When Did Dark Energy “Turn On” in the Universe?

6a00d8341bf7f753ef01348511a70d970c-320wi Some scientists believe that about 7 billion years ago, the still unknown repulsive force called dark energy "turned on" to speed the expansion of the universe that continues to this day. University of California, Berkeley astronomers have won approval for a telescope project that will reach back in time more than 10 billion years to probe the role of mysterious dark energy in speeding the early expansion, and allow scientists to map the entire universe in greater detail than ever before.

Astronomer David Schlegel of the Lawrence Berkeley National Laboratory said it will involve 35 science institutions around the globe and will result in the biggest map of the universe ever created.

"This is a project that people have been screaming to do for years," Schlegel said Tuesday. "The universe itself is really unmapped today."

The map would be 10 times larger and more detailed than a map currently being created by the Sloan Digital Sky Survey, which has been studying the heavens for the past 10 years using a telescope in New Mexico.

Although approval by the National Science Foundation and its National Optical Astronomy Observatory is still conditional, Schlegel said, only technical hurdles remain before the international project receives a final go-ahead.

The venture, led by the Berkeley lab's scientists, bears the name BigBOSS. It will employ the powerful 4-meter Mayall Telescope on Kitt Peak outside Tucson to observe some 50 million astronomical objects in the ancient universe. The project's name stands for the obscure Big Baryon Oscillation Spectroscopic Survey.

By scanning the very deepest regions of the sky, the astronomers will be gathering light from stars formed billions of years ago – in effect, the telescope will be seeing the universe as it existed that far back in time.

A French astronomical consortium will build a powerful new $15 million spectrograph for the Kitt Peak telescope to analyze the ancient starlight at varied frequencies of the spectrum.

In a highly specialized Shanghai factory, Chinese astronomers will create an array of 5,000 small robots programmed to select the 20 million specific faint galaxies many light-years away for observation at the telescope through fiber optic networks.

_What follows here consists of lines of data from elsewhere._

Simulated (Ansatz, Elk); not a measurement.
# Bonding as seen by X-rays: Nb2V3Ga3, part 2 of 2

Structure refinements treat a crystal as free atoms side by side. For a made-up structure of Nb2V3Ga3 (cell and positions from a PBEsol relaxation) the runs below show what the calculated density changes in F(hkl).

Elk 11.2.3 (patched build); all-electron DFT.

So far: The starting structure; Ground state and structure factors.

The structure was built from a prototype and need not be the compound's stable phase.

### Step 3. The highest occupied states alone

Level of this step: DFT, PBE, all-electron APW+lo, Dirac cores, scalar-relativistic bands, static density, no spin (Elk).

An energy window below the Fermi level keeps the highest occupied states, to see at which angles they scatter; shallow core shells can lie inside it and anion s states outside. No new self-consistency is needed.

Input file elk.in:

A highly specialized electronic detector called a Charge Coupled Device, or CCD, will be built at the Berkeley lab's microsystem's laboratory under the direction of Natalie Roe, a leading instrument scientist there. The instrument will be highly sensitive in the red and infrared wavelengths to gather images of the most distant objects in the sky, according to Michael Levi, the BigBOSS project's director.

The international venture has been under development for more than a year and a half, and its equipment is expected to be complete and in operation by 2016, Schlegel said. It is designed to do the same job with a ground-based telescope as NASA's proposed $1.7 billion Joint Dark Energy satellite, which is not expected to fly before 2020.